Prior to its amendment in 1976, IRC Section 501(c)(7) required that social clubs be operated exclusively for pleasure, recreation, and other non-profitable purposes. Public Law 94-568 amended the "exclusive" provision to read "substantially" in order to allow a section 501(c)(7) organization to receive up to 35 percent of its gross receipts, including investment income, from sources outside its membership without losing its tax exempt status. The Committee Reports for Public Law 94-568 further state:

 

(a) Within this 35 percent amount, not more than 15 percent of the gross receipts should be derived from the use of a social club's facilities or services by the general public. This means that an exempt social club may receive up to 35 percent of its gross receipts from a combination of investment income and receipts from non-members, so long as the latter does not represent more than 15 percent of total receipts. These percentages supersede those provided in Revenue Ruling 71-17, 1971-1 C.B. 683.

(b) Thus, a social club may receive investment income up to the full 35 percent of its gross receipts if no income is received from non-members' use of club facilities.

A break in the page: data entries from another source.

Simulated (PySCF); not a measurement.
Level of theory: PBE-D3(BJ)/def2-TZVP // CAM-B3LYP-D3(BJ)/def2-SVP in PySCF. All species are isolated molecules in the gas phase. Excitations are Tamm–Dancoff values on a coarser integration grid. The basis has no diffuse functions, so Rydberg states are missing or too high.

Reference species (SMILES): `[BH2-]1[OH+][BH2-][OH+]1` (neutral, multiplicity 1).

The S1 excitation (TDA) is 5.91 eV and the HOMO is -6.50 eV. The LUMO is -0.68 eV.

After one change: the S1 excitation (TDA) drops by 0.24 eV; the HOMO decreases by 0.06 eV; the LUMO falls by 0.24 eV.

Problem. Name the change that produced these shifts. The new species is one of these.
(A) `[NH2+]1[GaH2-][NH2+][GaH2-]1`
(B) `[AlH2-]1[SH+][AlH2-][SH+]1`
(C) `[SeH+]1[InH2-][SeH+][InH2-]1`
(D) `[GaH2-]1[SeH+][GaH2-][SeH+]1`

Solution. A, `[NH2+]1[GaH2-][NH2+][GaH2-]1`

(c) In addition, the Committee Reports state that where a club receives unusual amounts of income, such as from the sale of its clubhouse or similar facilities, that income is not to be included in the 35 percent formula.

(d) The Senate report also indicates that even though gross receipts from the general public exceed this standard, it does not necessarily establish that there is a nonexempt purpose. A conclusion that there is a nonexempt purpose will be based on all the facts and circumstances including, but not limited to, the gross receipts factor.

TAXPAYER'S POSITION

 

 

The Club has not provided its position at this time.

 

GOVERNMENT'S POSITION

 

 

An organization exempt from federal income taxes as described in section 501(c)(7) of the Code must meet the gross receipts test in order to maintain its exemption. In order to meet the gross receipts test, an organization can receive up to thirty-five percent (35%) of its gross receipts, including investment income, from sources outside its membership without losing its tax exempt status. Within this 35% amount, not more than fifteen percent (15%) of the gross receipts should be derived from the use of a social club's facilities or services by non-members.

* * * has exceeded the 15% gross receipts standard for non-member income on a continuous basis for at least three years. The non-member receipts are earned throughout the year. There was no one single or unusual event that caused the club to exceed the 15% threshold.

Based on the percentages of gross non-member income to total gross receipts of the Club (e.g. 45%, 30% and 27% as noted in the above table) which exceeds the limitation of 15% as set forth by section 501(c)(7) of the Code for each of these years, it is the Government's position that the Club is no longer operated exclusively for the pleasure and recreation of its members and is not exempt under section 501(c)(7) of the Code.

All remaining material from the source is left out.